It may not be new, but that doesn't mean it's not worth saying. Michael Gove takes a shot at the relentlessly one-sided politics of Radio 4. The sad thing is, most of the management won't have a clue what he is talking about. That's how groupthink works:
"Commissioning decisions are made, any one of which is unexceptionable, but which cumulatively re-inforce a particular perspective. Commentators from the Left, such as Jonathan Freedland or Andrew Rawnsley, are given presenting roles which lend them the BBC’s mantle of objectivity. While few would wish to deny that they are talented broadcasters, no equivalent role is given to conservative voices. With the exception of The Week at Westminster, commentators from the Right generally appear as guests, their views clearly signposted as partial, their positions rarely dignified with the authoritative status which their equivalents on the Left enjoy through occupying the presenter’s chair. The impression is thus established that the left-wing take is the naturally objective view, the right-wing perspective a tolerated anomaly.
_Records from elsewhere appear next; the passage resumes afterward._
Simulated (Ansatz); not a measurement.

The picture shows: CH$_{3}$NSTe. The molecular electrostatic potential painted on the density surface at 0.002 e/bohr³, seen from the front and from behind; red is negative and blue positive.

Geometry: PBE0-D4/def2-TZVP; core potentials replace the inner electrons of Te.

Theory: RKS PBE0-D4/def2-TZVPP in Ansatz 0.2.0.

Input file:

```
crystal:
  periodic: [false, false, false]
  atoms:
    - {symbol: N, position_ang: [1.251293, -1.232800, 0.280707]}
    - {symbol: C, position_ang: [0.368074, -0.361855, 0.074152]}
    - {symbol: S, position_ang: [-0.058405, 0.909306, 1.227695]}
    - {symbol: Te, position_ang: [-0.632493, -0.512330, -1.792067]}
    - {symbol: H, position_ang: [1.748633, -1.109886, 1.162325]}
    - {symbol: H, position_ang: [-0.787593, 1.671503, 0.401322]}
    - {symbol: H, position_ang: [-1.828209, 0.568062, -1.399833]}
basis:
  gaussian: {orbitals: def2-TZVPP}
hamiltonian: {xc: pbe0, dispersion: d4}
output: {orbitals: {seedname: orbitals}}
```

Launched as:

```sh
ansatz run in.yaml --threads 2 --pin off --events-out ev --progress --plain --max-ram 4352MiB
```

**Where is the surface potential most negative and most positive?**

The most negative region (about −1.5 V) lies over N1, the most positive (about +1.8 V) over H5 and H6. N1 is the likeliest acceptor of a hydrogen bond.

"There is nothing deliberate about this process. It is simply the case that a world view predominates, which means that the default option, the reaction which will prevail unless challenged, is left-wing. One could sense it very powerfully in the coverage of the American election. British voices supportive of President Bush were very rarely heard, apparent reverses for his policies in Iraq were lavishly covered, and disappointment was audible when news of his victory was established."